TV & Movies
A Dating Expert Explains Why Everyone Sleeps With Everyone On Gossip Girl
A lot more than horniness is at play.
The original Gossip Girl series begins with one key conflict: Blair (Leighton Meester) finds out that her best friend Serena (Blake Lively) slept with her boyfriend. It’s the first of countless romantic betrayals and heartbreaks that fuel the series, driving both the plot and the show’s sex-focused PR strategy (see: those infamous posters, that semi-racy New York Magazine cover). Eventually, the characters’ relationships within the friend group get so incestuous that fans made detailed relationship maps in an attempt to keep straight who dated, got married, hooked up, or had flings.
HBO Max’s Gossip Girl reboot already seems similarly dedicated to mess. In the first two episodes alone, Zoya (Whitney Peak) snags Obie (Eli Brown) from her half-sister Julien (Jordan Alexander); Audrey (Emily Alyn Lind) cheats on her boyfriend Aki (Evan Mock) with Max (Thomas Doherty); and Aki returns the favor, cheating on Audrey… also with Max. You might find yourself asking the same questions you asked when it was Serena betraying Blair: Why? Outside of “because this is a TV show that loves drama,” why would anyone get intimately involved with their closest friends?
The first reason is fairly simple. “People in the same friend circles share similar interests, values, communication styles, and often a similar social status, which are key factors in establishing common ground and a foundation when first meeting someone,” relationship expert and dating strategist Kimberly Seltzer tells Bustle. “Friends bond on an intellectual, emotional, and physical level, creating comfort amongst one another.”
Fair enough. It’s not unlikely that a group of young, hot, rich, white kids attending the same private academy would find one another. But what distinguishes this group is how fearlessly they continue to make the same mistakes, knowing all the drama and resentment that romantic entanglements within friend groups often cause. For many of the messiest Gossip Girl characters, jealousy is not so much an accidental byproduct of hooking up with friends as it is a tactic that is consistently weaponized. Blair’s obsession with The Art of War extends to her intimate relationships, many of which she leverages to get ahead, to assert power and to wound those closest to her. If remaining Queen Bee requires sleeping with a best friend's boyfriend or having an affair with an ex’s best friend to assert one’s dominance, then so be it.

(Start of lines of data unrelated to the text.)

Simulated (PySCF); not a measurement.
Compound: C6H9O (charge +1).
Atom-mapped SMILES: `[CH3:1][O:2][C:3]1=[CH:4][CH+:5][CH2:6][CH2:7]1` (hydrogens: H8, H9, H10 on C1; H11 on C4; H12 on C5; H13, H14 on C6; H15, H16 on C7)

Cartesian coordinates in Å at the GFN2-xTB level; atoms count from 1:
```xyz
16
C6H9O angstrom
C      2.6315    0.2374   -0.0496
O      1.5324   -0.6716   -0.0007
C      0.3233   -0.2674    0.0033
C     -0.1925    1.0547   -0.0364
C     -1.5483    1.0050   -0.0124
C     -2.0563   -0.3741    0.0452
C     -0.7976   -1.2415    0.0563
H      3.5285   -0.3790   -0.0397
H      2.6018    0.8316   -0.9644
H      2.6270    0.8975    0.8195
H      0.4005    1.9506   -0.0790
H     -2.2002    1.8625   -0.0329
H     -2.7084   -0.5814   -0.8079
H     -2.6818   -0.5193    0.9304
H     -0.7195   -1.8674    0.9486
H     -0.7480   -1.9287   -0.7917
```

Outside of the brutality of romantic relationships on Gossip Girl, dating friends is actually a quite viable way to meet a partner, with two-thirds of romantic couples starting out as friends, according to a study in Social Psychological and Personality Science. Unlike the treacherous world of online dating and casual hookups, dating a friend offers a genuine sense of comfort in knowing you already get along with someone and share similar interests. And while it may be tricky, dating within a friend group can be done tactfully as long as everyone is dedicated to “being open, communicating to all parties involved… how each partner keeps boundaries within the group,” Seltzer says.
This is precisely where Gossip Girl characters fail. They insist on being secretive and malicious, throwing any and all boundaries out the window in favor of pure chaos. It even seems that the danger adds to the allure of the encounter. If it weren’t clear already, this brand of carelessness appeals to “people who attract and need drama,” Seltzer says.
It also turns out that there’s some actual research to support how a life of extreme wealth like that enjoyed by Gossip Girl’s main characters can impact dating tendencies. “There are a lot of studies that show that wealthy people engage in more sex but in a more disposable way rather than cultivating long-term relationships,” Seltzer says. Over the course of the original series, Chuck used and promptly disposed of countless women while struggling with his own demons. In a study about the psychological costs of material wealth, issues such as “substance use, anxiety, depression… and lack of intimacy in personal relationships” are all mentioned as common among children of affluence due to “pressures to achieve and isolation from parents.” Sounds like Chuck. Then there’s Blair, who used sex as a means of gaining power, and Serena, who hooked up with older men, teachers, and ex-boyfriends without a care. Their behavior aligns with the findings of a study published in the journal Evolution and Human Behavior that found that the desire for short-term relationships is linked to wealth.
Despite the constant feuds, the Gossip Girl friend group (both old and new) is tight-knit. With precious few people who can understand a life of obscene wealth and power, it makes sense that they keep everything — dating included — within the inner circle. In the cutthroat world of the Upper East Side elite, you never know if someone is using you, lying to you, or out to get you. Your childhood friends are really all you have. “If you are stuck on an island with a bunch of people who become your community, chances are you are going to explore the small options you have,” Seltzer says. And when that island is Gossip Girl’s Manhattan, those options are bound to lead to something juicy.